Ceisteanna—Questions. Oral Answers. - Dangerous Trees.

13.

asked the Minister for the Environment if he is aware of the serious damage being done by falling trees along the roadsides throughout the country both to human life and private and public properties and communications and power systems, if he is further aware that local authorities are exerting severe pressure on landholders to remove dangerous trees from the sides of roads, if he will ensure that this is done by the local authorities themselves, if he will outline the existing legislation pertaining to this situation, if in view of the present high unemployment rate he will initiate a scheme to ensure that all fences and trees along roadsides are made secure and proper and if he will make a statement on the entire matter.

14.

asked the Minister for the Environment the present position regarding action being taken by county councils in relation to a circular letter issued by him directing county councils to cut down potentially dangerous trees on roadside ditches throughout the country; and if he will make a statement on the matter.

I propose to take Questions Nos. 27 and 28 together. I am aware of the potential hazard to life and property posed by dangerous trees along roadsides. However, local authorities already have powers to deal with this problem. The responsibility of local authorities for the maintenance of public roads includes the duty both to prevent danger to road users and to clear roads of obstructions. Accordingly, local authorities are obliged to remove any fallen tree that is an obstruction to traffic using a public road and also to ensure that trees growing on road margins or other land under their control are not a danger to road users.

Local authorities also have specific powers under section 34 of the Local Government Act, 1925, to request a landowner or occupier to cut or trim trees which may cause obstruction to a road or cause danger by obstructing the view of persons using the road. There is a right of appeal to the District Court for an order annulling such a request. The section also includes a provision enabling a local authority to seek an order of the District Court empowering it to carry out such trimming or cutting of trees and to recover the cost where the landowner or occupier had refused to do such works despite a District Court order requiring him to do so.

In a circular letter dated 20 February 1984, local authorities were urged to continue to avail of their powers to deal with dangerous trees and in particular to bring to the notice of landowners or occupiers trees which were, in the opinion of the authority, in danger of falling on public roads and to seek the co-operation of landowners and occupiers in dealing with such trees. The exercise of these functions is entirely a matter for local authorities themselves and, accordingly, they were not asked to report on their activities. In this context I should point out that it is in landowners' own interests to remove dangerous trees since they may be held liable for damage for injury caused by such trees. In addition, a seminar was organised by An Foras Forbartha in March 1984 for local authority engineers on the assessment of safety in relation to roadside trees. As a general rule, fences are not part of a public road and, therefore, local authorities are not responsible for their maintenance.

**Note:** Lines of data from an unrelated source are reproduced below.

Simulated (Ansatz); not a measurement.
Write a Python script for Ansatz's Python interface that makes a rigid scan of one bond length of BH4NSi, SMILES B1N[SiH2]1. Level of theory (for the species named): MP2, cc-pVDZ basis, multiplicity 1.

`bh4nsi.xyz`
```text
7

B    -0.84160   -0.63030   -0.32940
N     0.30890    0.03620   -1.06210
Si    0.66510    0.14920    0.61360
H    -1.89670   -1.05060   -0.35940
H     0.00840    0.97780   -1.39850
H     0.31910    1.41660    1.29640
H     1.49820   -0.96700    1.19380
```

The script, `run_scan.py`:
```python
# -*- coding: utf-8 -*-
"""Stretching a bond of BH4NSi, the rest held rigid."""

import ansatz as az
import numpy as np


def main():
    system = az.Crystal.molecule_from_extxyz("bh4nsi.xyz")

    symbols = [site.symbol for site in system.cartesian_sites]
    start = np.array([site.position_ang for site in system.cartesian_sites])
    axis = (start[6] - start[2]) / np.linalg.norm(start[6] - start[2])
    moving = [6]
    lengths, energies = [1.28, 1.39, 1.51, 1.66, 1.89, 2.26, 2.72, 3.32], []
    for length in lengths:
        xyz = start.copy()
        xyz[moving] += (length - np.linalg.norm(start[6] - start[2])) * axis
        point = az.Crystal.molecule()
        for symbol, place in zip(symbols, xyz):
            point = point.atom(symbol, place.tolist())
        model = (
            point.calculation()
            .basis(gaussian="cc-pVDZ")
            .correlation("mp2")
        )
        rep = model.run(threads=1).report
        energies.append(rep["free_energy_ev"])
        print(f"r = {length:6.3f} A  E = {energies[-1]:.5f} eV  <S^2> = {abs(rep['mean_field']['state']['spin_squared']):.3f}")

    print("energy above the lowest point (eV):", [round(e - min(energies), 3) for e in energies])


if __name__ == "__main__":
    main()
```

Statistics indicate that the number of accidents involving trees, whether standing or fallen, has remained fairly static over a long period. In the four-year period 1980-1983 there was one fatal accident involving falling or fallen trees. Notwithstanding the tragic events in January of this year when there were three such accidents resulting in seven deaths and three persons seriously injured, I am not satisfied that local authority operations in this area are seriously constrained by any inadequacies in the legal position and I do not consider that there is any immediate need for additional measures, though I will of course keep the matter under review.

If a landowner on the instructions of the local authority removes trees and if in the removal of those trees he damages the road or the telecommunications lines, who is responsible? What is the legal position?

I am afraid I am not going to answer that.

The Minister is not responsible for stating the law.

What is the position if damage is done? Who is responsible?

I am sorry, I do not know the answer. However, I can make inquiries for the Deputy through our law officer.

This is a very delicate area. I am sure the Minister will agree it is unfair to expect landowners to do this as they would not have at their disposal the machinery required to remove trees. This is particularly the case nowadays in view of the communications and power lines that run along the roadways and also in view of the fact that there are many more vehicles on the road. The Minister referred to the Local Government Act, 1925. Surely it is time to update that Act and remove the responsibility from the landowner to the local authority. Will the Minister have a look at this situation?

I would be very slow to ask a local authority to take over the responsibilities of a landowner. The trees are on his land and he has a legal responsibility in the matter. That responsibility should remain with him and to impose it on the local authority would not be desirable.

Is it an offence?

I cannot answer that question because I did not get notice of it.

As the Acts stands at the moment, is a landowner precluded from planting trees within a certain distance of the roadway?

I shall have to disallow that question. The Minister is not responsible for stating the law.

It is regrettable that you are not allowing the question. Is the Minister aware that there is a delicate area so far as trees are concerned? If a local authority discourage the planting of trees, they must have some powers in that respect.

Is the Minister aware that some county councils are refusing permission for the felling of dangerous or dead trees because of a preservation order on them and despite the Department of Fisheries and Forestry declaring that the trees should be felled? Would the Minister investigate that matter?

If the Deputy lets me have details of the cases he has in mind, I shall have them looked into.